If a court challenge pauses Wyoming’s ban, the legislation would then require the governor to appoint a five-member commission to determine the eligibility of a student in interscholastic sports.
There were also victories for LGBTQ advocates in the 2023 session, including the defeat of two bills to limit gender-affirming care for minors and one that closely mirrored Florida’s restrictions on what can be discussed in public schools. But advocates like Burlingame expect those bills to return to the statehouse, and there’s concern that the sports ban’s passage marks a turning point for LGBTQ rights in Wyoming and the strategy used to protect them.
Background
The same year the Legislature defined marriage between a male and a female, lawmakers also repealed Wyoming’s anti-sodomy law.
“All of that happens in 1977,” Burlingame said. “So it’s this really banner year where the Wyoming Legislature … looks at gay rights and opens the door in one direction and sets a boundary in another direction.”
In 1982, Wyoming dropped common law crimes from its statutes, which legalized all sexual activity between consenting adults. But an impasse largely characterized the decades that followed, in which both protections for and restrictions of LGBTQ rights failed to get adequate support to become law.
For same-sex marriage, it was the courts, not the Legislature, that ultimately budged the needle. A federal district court ruling in 2014 made same-sex marriage legal in Wyoming the year before the United States Supreme Court made it constitutionally guaranteed nationwide.
After the high court settled the law, another stalemate came back into focus — a hate-crime law. Since the murder of Matthew Shepard in 1999, hate-crime legislation has failed repeatedly to get enough votes from lawmakers. Most recently, the Joint Judiciary Committee voted down legislation in 2021 that would have updated statutory language to create a de facto hate crime law. However, whether Wyoming already has bias-motivated statutes on the books depends on who you ask, with the American Civil Liberties Union of Wyoming and the U.S. Justice Department holding different views on a little-known state law, according to the Casper Star-Tribune.

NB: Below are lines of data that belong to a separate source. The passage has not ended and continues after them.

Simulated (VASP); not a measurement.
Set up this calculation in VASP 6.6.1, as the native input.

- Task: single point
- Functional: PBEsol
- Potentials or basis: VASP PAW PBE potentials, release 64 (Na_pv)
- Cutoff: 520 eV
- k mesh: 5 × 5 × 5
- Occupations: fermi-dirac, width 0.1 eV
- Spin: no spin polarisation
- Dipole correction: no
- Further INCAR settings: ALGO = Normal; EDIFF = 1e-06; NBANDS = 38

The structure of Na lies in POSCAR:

In 2017, lawmakers introduced legislation to criminalize people using public restrooms that do not correspond with the gender assigned to them at birth. The bill was dead on arrival, failing to meet an initial deadline, but was the first legislation of its kind in Wyoming. At the time, former Republican Gov. Matt Mead said bills dealing with public restrooms would undermine the state’s nickname of “the Equality State.” A task force convened by Mead to devise a plan to diversify the state’s economy identified a statewide non-discrimination law as a key recommendation in its 2018 report.
“Recruiting, hiring, and retaining high-quality talent is essential to growing successful businesses in a global economy,” according the report. “It is important that Wyoming residents and visitors are treated with equality.”
While the state has yet to take such action, several local governments have addressed the issue, adopting non-discrimination ordinances.

Changing tides
The Legislature has steadily moved farther to the right in recent years. In 2022, Republicans picked up four seats previously held by other parties. But that swelling conservative supermajority hasn’t necessarily brought a deeper commitment to a small-government mindset that has helped LGBTQ advocates in the past, Burlingame said. With the rise of the Wyoming Freedom Caucus, which has grown its membership and its position in the statehouse, Burlingame said the body’s adherence to core Republican principles like limited government, equality and liberty has waned, making way for bills that previously wouldn’t have passed.
“We want people to truly recognize the full dignity and worth of LGBTQ Wyomingites,” Burlingame said. “But in the past, we’ve won not because people have strong feelings for the LGBTQ [community] but [because] they had strong feelings about the role of government.”
That’s become a less reliable strategy; Republican lawmakers butted heads over the proper scope of government during the 2023 session with several Freedom Caucus members arguing for a top-down approach in some cases.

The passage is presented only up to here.